Today we woke up, had breakfast with coffee before starting our chores. First we went around the 19+ wooded acres picking up fallen branches using a golf cart (dubbed Uber) to transport to the burn pile. This took about two hours and working in the fresh mountain air was just what we needed. Then we had a break for some snacks and water before tackling the pine straw. We raked 13 campsites clearing out all the pine needles that had fallen since last season, more work than that sounds like.
We finally made it to Custer on Friday, April 8th. High winds prevented us from towing the trailer up the mountain on Thursday but we got set up in the campground before noon on Friday. Our Tundra did a great job towing the trailer!

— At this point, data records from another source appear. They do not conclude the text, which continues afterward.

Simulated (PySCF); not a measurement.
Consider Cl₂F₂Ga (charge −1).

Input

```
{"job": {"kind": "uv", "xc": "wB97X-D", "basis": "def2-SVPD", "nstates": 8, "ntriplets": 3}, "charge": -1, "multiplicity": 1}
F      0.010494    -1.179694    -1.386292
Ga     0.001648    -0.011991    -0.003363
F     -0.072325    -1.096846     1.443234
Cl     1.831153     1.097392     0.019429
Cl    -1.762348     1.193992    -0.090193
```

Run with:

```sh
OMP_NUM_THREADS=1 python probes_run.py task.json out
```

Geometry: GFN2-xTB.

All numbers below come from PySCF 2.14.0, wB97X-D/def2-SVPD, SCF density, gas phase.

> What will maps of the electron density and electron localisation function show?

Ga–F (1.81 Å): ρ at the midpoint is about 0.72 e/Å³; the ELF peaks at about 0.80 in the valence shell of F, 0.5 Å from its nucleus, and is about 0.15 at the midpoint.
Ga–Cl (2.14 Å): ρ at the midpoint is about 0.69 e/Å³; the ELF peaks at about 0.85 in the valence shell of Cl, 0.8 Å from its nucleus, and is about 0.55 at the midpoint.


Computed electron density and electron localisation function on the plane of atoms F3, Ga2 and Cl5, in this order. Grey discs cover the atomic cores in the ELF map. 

When we arrived Steve, the campground owner, guided us into the site and helped with the initial setup. We are so new at this RV stuff we really appreciated Steve’s help with leveling the rig, water hookup, and the electrical connection. It took some time to get everything just right but we finally were able to get the truck unloaded and all the boxes of short-term essentials unpacked and stored in our now very limited space. We had read before that one of the biggest challenges to this lifestyle is dealing with the small space, how true.
We spent Friday getting comfortable in our new digs. Our first night in our camper, which we dubbed “Happy” went very smoothly. We have no TV in here yet, so we listened to classic country music on the radio and Dave cooked up some burgers and I made a salad (which was much needed after eating junk food for the last 10 days!).
At dusk, about 6 beautiful deer made their way around the campground and decided to graze about 6 feet from the Happy Camper. We enjoyed watching them while we cooked and drank a glass of wine. Shortly after they left, the sun set and we were in bed by 8:30. A wild Friday night at Fort Welikit!
Saturday morning, we started working right away with Steve to get the campground ready for the 2016 season. Our first day of work included cleaning/organizing the maintenance shed and de-winterizing some of the campground. We removed tarps from some of the wood carvings, put up flag poles and flags, and moved all the paints/chemicals from the office into the maintenance shed. (For those of you in the Southern climes, winter gets pretty cold here and the office is the only heated building year round – so at the end of the season Steve stores anything that may freeze in there.) 1.5 hours of work, and we were dismissed to enjoy the rest of the day!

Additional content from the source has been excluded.